And, as I worked on them, it occurred to me that Miller and Levine's text was no doubt a bit dangerous in another sense, it that it has repeatedly been the subject of 'sticker shock' and other creationist-motivated shenanigans to undermine the teaching of evolution in the public schools:


















Now, a person might reasonably wonder how often this stuff comes up, or whether it's just southern states in which this silliness goes down, wherein local or state school boards attempt to either water down the definition of science or single out evolution for special attention with respect to its ontological status.

Well, it comes up routinely, throughout the United States. It came up in a very big way recently on the high school campus where I'm employed, over the unanimous objection of our science faculty, in a school district that is not dominated by conservative Christians, in a state that has excellent science standards where evolution is concerned, and in a school community that is committed to offering a high level college prep curriculum, with more students enrolled in AP courses than most other high schools. If it can happen at Bullard High School, it can happen anywhere.
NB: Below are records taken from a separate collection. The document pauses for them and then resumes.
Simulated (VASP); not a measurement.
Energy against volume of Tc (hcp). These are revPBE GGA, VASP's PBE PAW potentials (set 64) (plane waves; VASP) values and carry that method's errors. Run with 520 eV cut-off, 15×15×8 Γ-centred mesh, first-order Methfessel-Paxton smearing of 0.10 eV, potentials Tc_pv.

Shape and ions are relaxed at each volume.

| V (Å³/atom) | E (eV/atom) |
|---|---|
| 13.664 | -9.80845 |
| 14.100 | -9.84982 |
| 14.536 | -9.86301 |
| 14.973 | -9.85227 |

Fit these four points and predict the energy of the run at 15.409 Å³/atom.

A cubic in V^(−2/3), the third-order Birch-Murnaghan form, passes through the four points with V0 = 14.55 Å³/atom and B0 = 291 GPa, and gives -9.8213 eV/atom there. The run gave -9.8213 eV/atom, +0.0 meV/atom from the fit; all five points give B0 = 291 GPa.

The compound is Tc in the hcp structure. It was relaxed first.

That is doubtless why Ken Miller offers workshops on evolution education to address the misconceptions and (sadly) occasional falsehoods offered by advocates for various strains of creationism. The workshops come with resources, available here. But perhaps the best resource these days for giving a full-blown treatment of evolution as it should be taught in the public schools can be found here, at the University of California Museum of Paleontology's "Understanding Evolution" web site. This site must be effective, inasmuch as they have inspired litigation claiming that the UCMP site violates the Establishment Clause. Timothy Sandefur deconstructs those claims here.

Still, I wonder: suppose Sandefur and UCMP and Ken Miller and the National Center for Science Education are all judged to be wrong by some future court jam-packed with the best legal minds of a conservative bent available? Then, would my usage of Miller's text, not to mention my promotion of it on this blog and bar-coding for district use, wouldn't that make me somehow part of some grand attempt to violate the Establishment Clause? In fact, wouldn't that make science itself as practiced run afoul of the Constitution? I think that it would, if certain types had their way in the courts. Who knew that science could be so....subversive?